Men and Women Crave Variety

Yes, it probably IS overstating things to say that "men DON'T crave variety". I think it's an established fact that all humans crave variety in all things, but it's also true that variety costs money. It seems like "the system" is less willing to foot the bill for men to have variety in terms of choice in clothing and personal care products than it is for women. There seems to be a lot of dissenting opinion in that area. I suggest we all actually *count* what we see and try to avoid "the grass is greener" personal perspective bias and confirmation bias and see if this is really true when we're at the shops and looking at other data-rich sources.
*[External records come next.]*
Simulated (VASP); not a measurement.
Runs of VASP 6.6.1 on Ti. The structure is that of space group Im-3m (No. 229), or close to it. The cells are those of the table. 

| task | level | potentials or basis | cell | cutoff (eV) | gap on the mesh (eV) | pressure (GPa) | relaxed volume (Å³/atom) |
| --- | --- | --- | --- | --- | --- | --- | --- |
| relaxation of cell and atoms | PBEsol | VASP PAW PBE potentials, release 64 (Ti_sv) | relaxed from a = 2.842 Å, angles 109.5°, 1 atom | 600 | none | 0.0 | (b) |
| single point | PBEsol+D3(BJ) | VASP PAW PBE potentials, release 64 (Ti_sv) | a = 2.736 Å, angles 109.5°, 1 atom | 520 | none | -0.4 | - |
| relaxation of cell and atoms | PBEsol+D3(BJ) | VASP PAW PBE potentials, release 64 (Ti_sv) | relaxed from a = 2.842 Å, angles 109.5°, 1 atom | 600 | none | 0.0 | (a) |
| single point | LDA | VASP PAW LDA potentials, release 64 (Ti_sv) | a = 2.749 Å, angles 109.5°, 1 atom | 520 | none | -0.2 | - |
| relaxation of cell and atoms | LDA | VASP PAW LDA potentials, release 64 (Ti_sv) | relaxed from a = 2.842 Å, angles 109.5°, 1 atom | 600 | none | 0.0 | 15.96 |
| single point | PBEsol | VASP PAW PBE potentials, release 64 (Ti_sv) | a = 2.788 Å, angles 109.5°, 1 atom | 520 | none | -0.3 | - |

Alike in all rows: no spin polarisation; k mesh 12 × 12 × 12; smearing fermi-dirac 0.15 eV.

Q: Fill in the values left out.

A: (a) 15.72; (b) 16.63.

One theory is that men are just mean, selfish jerks who like to abuse women and rip them off whenever they can get away with it, and we call that "the Patriarchy" or something. Problems with that explanation are that it might not accurately represent things the way they really are (for one, in implies that "men" are somehow all conspiring together, which if true, I have personally been left out of the loop for one...!), and it certainly does not point to a way toward fixing things or at least making them better.

Another theory (perhaps equally wrong, but probably more easily PROVEN wrong) is that there is some kind of economic benefit to women (and men) in there being more variety among these products for women, and that variety naturally undermines economies of scale resulting in higher prices and lower quality, and these same economic "benefits" do not apply to products directed at men.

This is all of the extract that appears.